Week 13. What on earth can we say about week 13. From hitch hiking a cop car to seeing the Taos Earth Ships, to breaking up a fight to taking a trip to ER and a million other things in between…

Lilly had been looking forward to seeing the Earth Ships – completely sustainable off-grid houses – for our entire trip so after leaving Albuquerque we spent a day hitch hiking up into the absolute middle of nowhere New Mexico to see them. Then we went to Texas, and things got a little crazy. Who’d have known.

Albuquerque Man

I don’t know that we ever knew the name of this man, and he took us just a few miles down the road, but we’re thankful he did and for all he told us about the mountains in the distance.


Rail picked us up in his van not long after and was happy to take us a few miles North to the road we needed for Santa Fe. Rail was one of those guys with a million stories to tell and a Jack of all trades, but today he was heading home after doing the electrics on his friend’s house. He would carry on the whole day, he said, but it was too damn hot to be in a tiny crawl space fiddling with wires. We agreed. Unfortunately he was headed home to what he was sure would be an argument, as his girlfriend had recently relapsed (he himself had been clean for 20 years since his son was born) and he wasn’t sure what to do about it.

Leo Santa Fe PD


We left Rail and were happily stood near the on-ramp, thumbs and sign out, hitching when a cop car pulled over. Damn. Hitch hiking isn’t illegal in the vast majority of states but it also isn’t hugely popular, so the police always take an interest. We’ve been stopped because people called the police on us, stopped because the police were bored and wondering what we were up to, and stopped because we look ‘really young’ and they thought we were ‘teen runaways’. “Which would this be?!” we asked ourselves as the cop climbed out…
“Want a lift?” he shouted in our direction. What?! YES! We grabbed our bags and ran towards the car, noticing the ‘Santa Fe Police’ emblazoned on the side. As we approached a stern look crossed his face: “You…you don’t have any guns do you?”. “No. We’re English.” we replied, and climbed into the caged-in, plastic back seats. Slightly surreal to be hitch hiking surrounded by bars, taking selfies and snapchats as people in the cars next to us look on totally confused why we were happy…Officer Leo took us all the way to the door of our hosts, Zoe and Amon, and happily took pictures with us afterwards. What a guy.

Zoe & Amon

Zoe and Amon were quite the pair. Having met when Zoe was studying in Botswana, they’d stayed in a long distance relationship for two years before Amon was able to move to the US and reunite them in New Mexico. Now, Zoe was a elementary school teacher, and the two lived together in a lovely split house with a bright, sociable kitchen. We had a great time playing “10,000”, a seemingly complicated but actually quite simple dice game, and hearing all about Zoe’s work – how do you teach kids whose parents never finished school themselves and who probably hadn’t eaten breakfast that day? She told us how the last day of school before summer doesn’t hold the excitement for many of them as it does for other kids, as for many of them it means having to be at home with drug addicted parents and nowhere to find food. On her teacher’s salary, Zoe was buying simple snacks and meals to prepare as food packs for kids she knew would struggle over the long school break.

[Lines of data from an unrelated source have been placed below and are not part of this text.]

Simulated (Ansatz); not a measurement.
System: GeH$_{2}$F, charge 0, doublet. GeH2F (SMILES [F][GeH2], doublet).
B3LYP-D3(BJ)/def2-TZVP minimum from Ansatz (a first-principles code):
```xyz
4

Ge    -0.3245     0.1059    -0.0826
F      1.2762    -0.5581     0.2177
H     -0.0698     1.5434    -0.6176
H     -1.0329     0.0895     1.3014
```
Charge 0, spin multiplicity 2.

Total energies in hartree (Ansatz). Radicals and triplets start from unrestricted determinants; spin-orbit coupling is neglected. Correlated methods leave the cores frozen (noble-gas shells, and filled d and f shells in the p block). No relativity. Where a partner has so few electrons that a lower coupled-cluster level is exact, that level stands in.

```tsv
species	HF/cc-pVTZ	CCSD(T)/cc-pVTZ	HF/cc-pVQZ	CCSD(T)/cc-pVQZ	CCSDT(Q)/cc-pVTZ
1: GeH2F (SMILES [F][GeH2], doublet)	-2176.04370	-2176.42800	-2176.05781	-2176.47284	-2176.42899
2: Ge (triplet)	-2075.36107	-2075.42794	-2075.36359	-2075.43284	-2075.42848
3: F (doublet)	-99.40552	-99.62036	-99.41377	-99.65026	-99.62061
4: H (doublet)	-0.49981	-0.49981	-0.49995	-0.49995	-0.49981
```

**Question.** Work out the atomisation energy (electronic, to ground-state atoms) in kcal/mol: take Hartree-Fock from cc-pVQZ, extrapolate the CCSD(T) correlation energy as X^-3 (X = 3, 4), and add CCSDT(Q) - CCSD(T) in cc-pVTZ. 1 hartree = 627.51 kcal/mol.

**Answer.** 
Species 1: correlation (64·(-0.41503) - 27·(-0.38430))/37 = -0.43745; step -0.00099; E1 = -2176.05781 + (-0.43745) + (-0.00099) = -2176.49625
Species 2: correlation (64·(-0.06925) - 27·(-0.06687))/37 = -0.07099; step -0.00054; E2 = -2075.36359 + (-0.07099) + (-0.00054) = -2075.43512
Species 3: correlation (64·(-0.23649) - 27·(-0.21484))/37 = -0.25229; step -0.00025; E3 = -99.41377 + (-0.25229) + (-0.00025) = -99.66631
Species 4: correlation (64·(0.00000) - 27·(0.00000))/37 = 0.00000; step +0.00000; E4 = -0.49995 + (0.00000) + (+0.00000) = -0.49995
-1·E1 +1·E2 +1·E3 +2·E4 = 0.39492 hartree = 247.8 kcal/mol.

The day after arriving in Santa Fe, we set off hitching for Taos – a town a few miles North that was the closest location for the Earth Ships we were so desperate to see. Quickly we were picked up by Bruce – a guy heading up to Angelfire in the mountains for a day of mountain biking: in the summer they keep the ski lifts open so that you can ride the slopes on two wheels instead. Bruce not only picked us up and took us up to Taos, but he took our number and we arranged to get a lift back to Santa Fe with him too at the end of the day! We just had to hitch it back to the drop off point in time…

Teenage mum

We don’t remember her name, but we’re thankful she picked us up in the truck with the broken clutch and the seat pinned forward with a plank of wood. We’re not so sure she should have been chain smoking the way she was, pregnant stomach touching the steering wheel, but who are we to tell her that.


Jonesy couldn’t quite understand why we were standing on the side of the road in the middle of nowhere, and picked us up out of curiosity more than anything. At any rate, he had some spare time and was happy to take us to the bridge where “people like to kill themselves. Wait, you’re not trying to kill yourselves are you?!”



After several failed attempts at getting anyone to pick us up from the bridge and take us to the Earthships (everyone turned straight around at the bridge and headed back into town – our side of the road was empty…) we resolved to walk the rest of the way, thumbs out for luck. A way down the road we passed a man working on his truck outside the only house, or structure, we could see for miles. He called to us asking what we were doing and after finding out, offered to give us a lift the rest of the way. Thanks David!


Arriving at the Earthships, we headead straight for the welcome desk. The website, and sign on the desk, told visitors that a tour was $7 per person but after speaking to the woman at the desk and offering our services with any job they could think to offer, they waived the fee and let us in to explore.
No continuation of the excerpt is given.